Make the Next Bailout Serve Small BusinessScott Shane
In mid-March, the government panel to monitor the Troubled Asset Relief Program (TARP) issued its final report, which argued that the program helped to steady financial markets and prevent wholesale failure of the financial system.In contrast to that valuable role, however, panel Chairman Ted Kaufman noted that the TARP "programs for Main Street have been far less effective." In other words, TARP did a better job of helping Wall Street firms than it did at solving the problems of small business borrowers. While the TARP panel disbanded on Apr. 3, policy makers should learn from the shortcomings identified in its report to prevent small business from getting hammered again during the next financial crisis.
Lesson 1. Define small business in a coherent manner. The White House, Congress, and various federal agencies all define small business differently. This makes it difficult to compare policy proposals or data. As I have previously written, when officials use definitions that encompass 99.9 percent of all companies—including businesses as disparate as a self-employed house painter with no employees and a manufacturing business with 495 employees—they create too much variation to identify common credit problems and solutions. Unfortunately, as the oversight committee report explains, policymakers have done little to narrow the definition of small business or to identify types of small businesses, hindering their efforts.
Lesson 2. Get up-to-date and accurate data on the small business credit market. During the financial crisis, policy makers were forced to make decisions without reliable numbers to gauge the degree to which supply and demand for credit had been affected. They didn't know how such different factors as deteriorating small business balance sheets, bank loss of capital, or business owner sentiment were contributing to the decrease in small business lending.

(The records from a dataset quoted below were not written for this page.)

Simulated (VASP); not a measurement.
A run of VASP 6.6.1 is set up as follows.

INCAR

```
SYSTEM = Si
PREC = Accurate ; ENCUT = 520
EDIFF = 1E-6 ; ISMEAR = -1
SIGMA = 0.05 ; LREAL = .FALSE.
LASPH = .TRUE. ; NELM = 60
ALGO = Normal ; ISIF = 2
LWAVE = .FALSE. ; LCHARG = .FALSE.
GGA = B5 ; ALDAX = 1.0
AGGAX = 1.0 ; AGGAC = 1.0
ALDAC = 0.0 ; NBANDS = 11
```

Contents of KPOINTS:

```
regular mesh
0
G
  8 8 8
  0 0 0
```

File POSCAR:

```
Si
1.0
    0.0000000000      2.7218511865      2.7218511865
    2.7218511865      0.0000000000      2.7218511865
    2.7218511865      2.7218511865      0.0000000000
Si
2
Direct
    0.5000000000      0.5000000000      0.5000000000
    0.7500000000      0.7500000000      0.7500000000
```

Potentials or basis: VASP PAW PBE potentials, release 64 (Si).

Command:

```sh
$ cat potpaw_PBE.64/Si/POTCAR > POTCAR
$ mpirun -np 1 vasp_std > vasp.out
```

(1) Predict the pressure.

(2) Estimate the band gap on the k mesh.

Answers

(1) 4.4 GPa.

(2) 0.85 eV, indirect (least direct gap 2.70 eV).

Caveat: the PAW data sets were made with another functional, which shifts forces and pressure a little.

Government Data Can't Define Problems
Identifying the causes of the decline is crucial. If lending falls because small business owners demand less credit, then none of the programs the government uses to promote bank lending will solve the problem. The oversight committee report explains that, to figure out why small business loans have declined, policymakers need to collect timely data from small businesses on how much money they need to borrow, just as they must find out from banks how much they are willing to lend. The data available currently do not allow policy makers to disentangle the supply- and demand-side causes of credit contraction. Unfortunately the federal government has done little to fix the information gap, leading the report's authors to write: "In the absence of a rigorous data collection system or survey that examines small business finance and includes timely and consistent data, the federal government's efforts to develop sound policies to address small business lending will remain significantly hampered."
Lesson 3. Do more than intervene in the securitization markets. While TARP's emphasis on financial markets worked well to stabilize Wall Street, the report explains that too few small business loans are securitized in good times and bad ones for policymakers to rely solely on financial markets to ensure that credit flows to small business. As the oversight committee explains, policymakers also need to come up with the appropriate carrots and sticks to ensure that banks continue to lend money to small businesses.
During the financial crisis, policymakers put capital into banks and increased loan guarantees. However, these efforts were not very effective at encouraging lending to small businesses, the report shows. Banks' goals are very different from those of the federal government: While policymakers want to keep credit flowing, bank executives want to shore up their companies' financial strengths, which may lead them to curtail lending. This difference meant that during the financial crisis, some banks simply refused the additional capital the government offered them while other banks took the money but didn't increase lending. To make sure that banks keep credit to small businesses flowing, policymakers need to require financial institutions that are cutting back on small business lending to take government money and use it to maintain their loans to those companies.
As a business school professor, I must evaluate how well students learn lessons from case studies. If TARP were a case, I'd be willing to give policymakers an "incomplete" and allow them more time to finish the assignment. But if I had to grade them on how well they learned from the program so far, their marks would not improve their G.P.A.